“StudyNSW”, which should launch in 2013, would “coordinate promotion, marketing and policy development for international education”, said the government. This would involve marketing all education sectors under one state brand and launching a new website for prospective overseas students.
“Quality, industry-relevant education combined with adaptable modes of delivery will be key”
It would also guide government policy on enhancing the student experience – for instance addressing welfare, accommodation and safety issues that have dogged the sector in recent years.
But in a press release the country’s peak body for English language schools, English Australia, said it was “disappointed” that there would be no new funding for Study NSW. Providers would be expected to foot the bill for the new entity and key measures, such as the new website, were yet to be committed to financially, it said.
“Instead of committing to the new website, the government will conduct a “gap analysis” to identify the most effective promotional mechanism. Funding options will similarly be investigated,” it said.
“Key to establishing this body and its ongoing success will be a funding model that ensures this body is resourced effectively to deliver what is needed.”
37% of Australia’s education exports came from New South Wales in 2011-12. But while the state has seen enrolments slide since 2009 due to the pressures of a high dollar and competition from rivals such as Canada, the government says “opportunities for growth are significant”.

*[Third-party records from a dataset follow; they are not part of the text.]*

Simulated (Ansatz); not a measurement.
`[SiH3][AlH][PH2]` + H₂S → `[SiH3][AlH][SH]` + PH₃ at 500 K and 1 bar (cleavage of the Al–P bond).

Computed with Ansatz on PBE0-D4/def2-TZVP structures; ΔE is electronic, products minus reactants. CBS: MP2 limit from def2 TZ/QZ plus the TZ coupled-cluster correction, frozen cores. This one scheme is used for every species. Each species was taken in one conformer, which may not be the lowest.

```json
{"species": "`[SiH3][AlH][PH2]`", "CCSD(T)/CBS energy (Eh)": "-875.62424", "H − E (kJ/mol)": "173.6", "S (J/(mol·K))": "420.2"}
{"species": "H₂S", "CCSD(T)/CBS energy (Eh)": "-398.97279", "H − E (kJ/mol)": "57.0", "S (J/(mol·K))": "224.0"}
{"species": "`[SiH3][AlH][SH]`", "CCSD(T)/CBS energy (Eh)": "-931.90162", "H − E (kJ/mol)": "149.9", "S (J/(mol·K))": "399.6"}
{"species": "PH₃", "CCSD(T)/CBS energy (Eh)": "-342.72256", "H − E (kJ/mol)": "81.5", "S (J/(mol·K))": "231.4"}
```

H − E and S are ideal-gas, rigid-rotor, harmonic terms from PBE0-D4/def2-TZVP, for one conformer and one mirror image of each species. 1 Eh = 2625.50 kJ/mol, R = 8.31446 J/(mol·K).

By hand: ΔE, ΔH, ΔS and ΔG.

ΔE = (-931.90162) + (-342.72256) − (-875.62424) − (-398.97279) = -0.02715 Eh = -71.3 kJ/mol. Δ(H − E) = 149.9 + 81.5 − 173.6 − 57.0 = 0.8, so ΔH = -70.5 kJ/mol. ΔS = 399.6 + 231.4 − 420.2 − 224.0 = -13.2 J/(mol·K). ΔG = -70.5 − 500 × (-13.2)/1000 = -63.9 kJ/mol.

To tap this, the government has already confirmed the development of a “best practice” charter with Council for International Students Australia to ensure student welfare and concessions of up to 35% on state public transport, agreed in October.
Other proposals being considered include bolstering research capacity at universities; establishing awards for excellence in international student engagement; and improving employment opportunities for foreign graduates.
“The market for international students is increasingly competitive,” the government said explaining the plans. “Quality, industry-relevant education combined with adaptable modes of delivery will be key to the continued competitive advantage of our international education providers.”